@Jason818: It means use the appropriate tool (horse) for the job (course).
Maybe it's a British colloquialism.
They think that because they invented the language they can befuddle it....
Colloquial expressions are fun
I never really understood the 'swings and roundabouts' thing though, supposedly 'what you lose on the swings, you gain on the roundabouts', (or possibly vice versa) but what exactly is it?
I assumed that it was something like the perception of your own weight, from G forces, and I could understand that the roundabouts increase G (though a lot less than being in a centrifuge) giving you the perception of being heavier, but don't you both lose and gain the same on the swings depending on whether you or on the down-swing or the up-swing?
Perhaps I'm just over-thinking the whole thing again, aspie issues. Don't get me started on blowing raspberries though, I keep thinking you need to find some kind of pea shooter.
I believe that's a reference to children's playground items. If you put in more swings, you can have less roundabouts and so on.

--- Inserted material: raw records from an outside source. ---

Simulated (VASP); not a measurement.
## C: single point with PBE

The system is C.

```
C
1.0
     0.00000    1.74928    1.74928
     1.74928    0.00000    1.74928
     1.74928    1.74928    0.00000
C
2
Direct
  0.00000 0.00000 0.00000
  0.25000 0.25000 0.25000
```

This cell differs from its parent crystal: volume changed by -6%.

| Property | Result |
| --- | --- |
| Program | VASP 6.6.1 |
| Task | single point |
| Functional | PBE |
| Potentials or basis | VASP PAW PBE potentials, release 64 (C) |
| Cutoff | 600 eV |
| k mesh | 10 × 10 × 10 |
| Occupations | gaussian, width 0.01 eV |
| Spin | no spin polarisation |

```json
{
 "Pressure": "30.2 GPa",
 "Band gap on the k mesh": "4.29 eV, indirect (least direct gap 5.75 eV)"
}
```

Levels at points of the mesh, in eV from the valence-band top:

Back to the original question, I think visual tools have a place at times. Trying to define something like an SSIS package in a purely textual way would probably be a complete nightmare. For most things though, the textual representation is easier to work with and follow.
A general purpose Turing complete language would be quite impossible to represent efficiently using visual markers and blocks, not to mention coding productively in that, domain specific languages (like Verilog) are more suitable for that sort of representation. It is useful however to have a representation of some of the code visually, like threads, state, UI etc. and some specific aspects of the language can be represented visually.
@Bass: My son (age 9) was telling me about Scratch the other day -- they use it in school as a 'play' activity. He created a spirograph style game where he could use the cursor keys to move the central point around. Still isn't interested in Small Basic yet though, because you have to type commands. Small steps.
@Dr Herbie: Have you shown him Kodu? It's got more of a "game" feel to it while will still introducing some programming concepts.
For a non-visual programming environment for beginners, I'd recommend HacketyHack and the Shoes toolkit. What great about it is it is Just Ruby(tm). Not some kind of weird proprietary or learning specific language. So it can then open up an entire universe of software development once they master the basics.